Experts say hundreds of thousands of Puerto Ricans could flee their devastated island in the next 12 months. Puerto Rican Gov. Ricardo Rossello warned “thousands if not millions” could leave the island without massive federal assistance.
The media was quick to suggest Puerto Ricans could be classified as “climate refugees” in the wake of Hurricane Maria, which left most of the island’s residents without power or clean water.
E&E News reported the potential migrants “might be among the nation’s newest ‘climate refugees,’ a demographic that includes former residents of southernmost Louisiana and the shrinking islands of Alaska’s Bering Strait.”
Bloomberg warned Wednesday a mass migration from Puerto Rico could “offer a preview for Americans of one of the most jarring potential consequences of global warming: the movement of large numbers of people pushed out of their homes by the effects of climate change.”
Even meteorologist Marshall Shepherd asked if Puerto Ricans could be called “climate refugees.” He said he didn’t know the answer, but then wrote a lengthy post opening on the meaning of the word “climate refugee.”
The idea isn’t new. The United Nations has been predicting a huge increase in the number of “climate refugees” do to human emissions of carbon dioxide. These are people forced from their homes by natural disasters, like hurricanes, floods or droughts.
Scientists predict global warming will exacerbate extreme weather events in the coming decades, though there’s little evidence to support claims today’s natural disasters have gotten measurably worse.

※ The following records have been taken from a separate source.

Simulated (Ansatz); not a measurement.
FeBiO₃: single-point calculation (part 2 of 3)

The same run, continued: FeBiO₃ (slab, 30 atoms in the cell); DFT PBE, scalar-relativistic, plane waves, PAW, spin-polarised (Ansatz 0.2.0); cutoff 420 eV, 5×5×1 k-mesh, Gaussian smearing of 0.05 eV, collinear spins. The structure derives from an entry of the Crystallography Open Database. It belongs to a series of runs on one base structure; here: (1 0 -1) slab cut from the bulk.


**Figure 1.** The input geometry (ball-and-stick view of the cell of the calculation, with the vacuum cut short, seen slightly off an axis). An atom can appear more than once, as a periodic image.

Bloomberg reported “climate change forced an estimated 1 million people to leave their homes in 2015” in Africa, and that “the World Bank has urged Australia and New Zealand to open their doors to residents forced off small island nations such as Tuvalu and Kiribati.”
“Even in Syria, internal migration sparked by a historic drought contributed to the civil war, which has added to the wave of people trying to enter Europe in recent years,” Bloomberg reported.